On Barnard’s Island, Elias is cutting wood beams, but the plans he’s making distract him. Barta asks him why he’s moving so slow. Elias can’t make beams as quickly as usual, and now another man in the community is also starting to make them.
Elias’s inability to make beams as quickly as he used to reflects the inevitable consequences of aging. Rather than accepting his age, however, Elias schemes to overcome it. His plans might seem similar to Fiela’s own big plans for her farm, but in many other ways, these characters are each other’s opposite.
Dawid Olwage returns to Barnard’s Island from the Forest with a story. He says that he was walking around a footpath near Stinkwood Kloof and Brown’s Kloof when he saw six elephants (or “bigfeet” as the locals call them) walking near the edge of a cliff. Dawid Olwage expected the elephants to fall off, but to his surprise, they navigated the narrow space cleverly, holding on to a tree with their trunks. Elias is in the audience for the story, and at first, they don’t believe him. As Elias thinks about the story more, however, he realizes that maybe he can use this information to kill an elephant without a gun and sell its tusks for money
Dawid Olwage’s story brings to life the intelligence and ingenuity of the elephants, emphasizing their remarkable ability to traverse through seemingly impassable terrain. All that Elias takes away from this story, however, is a possible way to kill elephants for tusks without a gun. This shows not only Elias’s greedy nature but also his disrespect for nature—and his desire to control it.

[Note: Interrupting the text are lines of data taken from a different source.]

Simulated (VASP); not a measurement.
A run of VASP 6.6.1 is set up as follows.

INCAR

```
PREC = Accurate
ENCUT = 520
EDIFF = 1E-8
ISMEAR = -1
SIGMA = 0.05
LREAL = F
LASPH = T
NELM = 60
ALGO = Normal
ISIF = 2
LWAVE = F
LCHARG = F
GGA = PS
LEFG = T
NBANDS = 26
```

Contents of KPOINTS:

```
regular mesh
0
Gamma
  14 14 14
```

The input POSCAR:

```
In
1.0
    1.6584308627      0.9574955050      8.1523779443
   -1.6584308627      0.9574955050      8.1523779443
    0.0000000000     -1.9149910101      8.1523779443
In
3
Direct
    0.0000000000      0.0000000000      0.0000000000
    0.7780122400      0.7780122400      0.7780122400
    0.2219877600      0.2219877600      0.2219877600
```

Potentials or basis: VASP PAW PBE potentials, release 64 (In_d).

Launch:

Elias makes an excuse to Barta so that he can go over on a five-day trip to where the elephants are, pretending that he’s going over to look at trees to potentially cut. Barta seems suspicious of Elias’s plan. Just then, their daughter Nina comes over to them. Elias scolds Barta for letting Nina’s hair get so long. He realizes Nina is about 10 or 11 years old and that he heard recently perhaps some English families living nearby might be willing to hire white girls to watch their own children.
The lies that Elias tells here to Bart hint at how distrust dominates his relationship with his wife. Her inability to confront him, despite her suspicions, reflects the patriarchal nature of this society (where a wife is of lower status than her husband). Elias’s plan to hire out Nina further establishes how he views people—even his own family—in terms of their ability to generate money for him.
Elias heads to the footpath near Stinkwood Kloof. He finds some week-old elephant dung and figures the elephants must be close. He sets a trap, making plans about to get his sons to help him to avoid having to share his elephant tusks with any of the other families. He partially cuts the tree that the elephants use to pass through the narrow area so that when the first elephant tries to use it, it will break the tree and fall off the edge.
Elias tries to bend nature to his will. He attempts to turn a tree from a tool that helps the elephants into a trap that will kill them. By trying to turn nature into a weapon, Elias once again demonstrates his desire to control things and shows how he is often only capable of viewing relationships in terms of force and violence.
Elias sets up camp and waits for his trap to go off. He hears the elephants at one point, but they don’t go toward his trap. Then one day, Elias happens to see a local woodcutter with his team of eight men. The men spot Elias and are surprised to see him in the area. While they seem to suspect that Elias is hiding something, they ultimately go away and leave him in peace.
Elias’s suspicious relationship with the woodcutters hints at his struggle to connect with people in general. In fact, the other woodcutters are correct to believe that Elias is hiding something from them, and so this only increases the suspicion between him and them.
Elias begins to get impatient, but on Friday, the elephants finally come. They wait by the tree for a long time, as if they’re about to grab the tree to take the narrow path. But after an hour, they turn around and go back. When Elias finally gives up and goes back, he finds the elephants waiting for him and has to throw down all his possessions and run for his life. He gets home to Barta and tells her about how elephants chased him, but he promises to get revenge on them.
The elephants display more intelligence than Elias expects from them. This shows how, despite humanity’s best efforts, it’s never good to underestimate nature. Elias realizes the consequences of trying to outsmart nature when the elephants in fact outsmart him by laying a trap. Rather than learning a lesson, however, Elias dedicates himself to revenge, once again revealing his tendency to think exclusively in terms of violence and control.
The next day, another forester visits Elias with a message from the magistrate, Mr. Goldsbury. It turns out someone may have found Elias’s son who disappeared many years ago.
Although the magistrate has a name, many characters refer to him by his position, which underscores his authority and the institution of justice he represents. The cliffhanger at the end of this chapter foreshadows problems for Benjamin and Fiela.